Pinewood Derby Introduction by Bill Kuhl
A few weeks ago, I noticed my favorite hobby shop in Rochester, Minnesota was selling Pinewood Derby parts and they
were making a commercial about Pinewood Derby. I had been a cub scout back in the 1960’s but our den somehow missed
the Pinewood craze. The event started in California in 1953 and was adopted by the scouts nationally the following year.
This article is only an introduction to what I have learned in a just a few weeks. From one source I read that 100 million
scouts had been exposed to Pinewood Derby, no doubt many of the cars were built by fathers of the scouts but I think despite
any negative aspects, this is an activity that much can be learned from. I built the car pictured above from a Revell kit and
tested it on the hobby shop track unmodified.
This is part of the display rack of Pinewood Derby cars and parts at EverythingHobby in Rochester. I later found out that
Daniels Hardware Store in Winona Minnesota has a Pinewood Derby display rack also.

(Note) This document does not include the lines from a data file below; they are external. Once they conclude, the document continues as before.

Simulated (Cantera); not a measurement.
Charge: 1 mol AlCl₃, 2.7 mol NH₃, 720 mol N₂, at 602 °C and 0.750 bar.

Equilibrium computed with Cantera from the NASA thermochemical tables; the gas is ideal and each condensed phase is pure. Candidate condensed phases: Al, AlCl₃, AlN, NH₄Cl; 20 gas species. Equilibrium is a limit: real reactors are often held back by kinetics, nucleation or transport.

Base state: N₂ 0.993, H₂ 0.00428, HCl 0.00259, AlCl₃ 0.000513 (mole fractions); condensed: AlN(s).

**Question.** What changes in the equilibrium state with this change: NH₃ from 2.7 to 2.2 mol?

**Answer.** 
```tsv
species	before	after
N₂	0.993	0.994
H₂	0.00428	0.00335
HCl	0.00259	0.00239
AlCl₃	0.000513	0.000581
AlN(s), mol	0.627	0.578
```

These are the components from the Revell kit that I put together. The body is pre-cut, so it only requires sanding to
shape the car.
Two different grits of sandpaper were included with the kit. Most of the sanding I did with the coarse sandpaper until it
was torn and filled with sawdust. The pine wood sands easily.
I patched the hole and slots in the car and left off the plastic pieces to reduce drag. The weight included in the kit, was
trimmed until the car weighed exactly 5 ounces, the maximum weight allowed. Most people agree it helps to be close
to maximum weight and to have the weight to the rear of the car.
After getting the car to weight, the next most important speed tip is to fix up the axles by removing burrs and polishing
the axle with a small file and strips of sandpaper while spinning the axle in an electric drill. The polishing kit I purchased
included a small magnifying glass, a file, and several grits of sandpaper.
After fixing up one axle, I compared spinning the polished axle wheel with my finger to the un-polished axle. The wheel
on the polished axle appeared to spin twice as long. A dry lubricant should also be used on the axles such as graphite
shown in the picture on the far right.
I also purchased a “Wheel Turning Mandrel” to fix up the inside hub of the wheels and outside surface of the wheel.
Such modifications might not be legal according to your local rules.
Yet another tool I purchased was a “Wheel Alignment Tool”. It is important that there is a proper gap between the wheels
and the body and that the car tracks straight as possible. A car that does not track straight wastes energy rubbing on the
strip between the wheels on the track.
Some additional items I had purchased. The book I had purchased from Pitsco. The spray enamel is what I had painted
my car with, three coats. Currently I have not tried the replacement wheels or built the Indy car.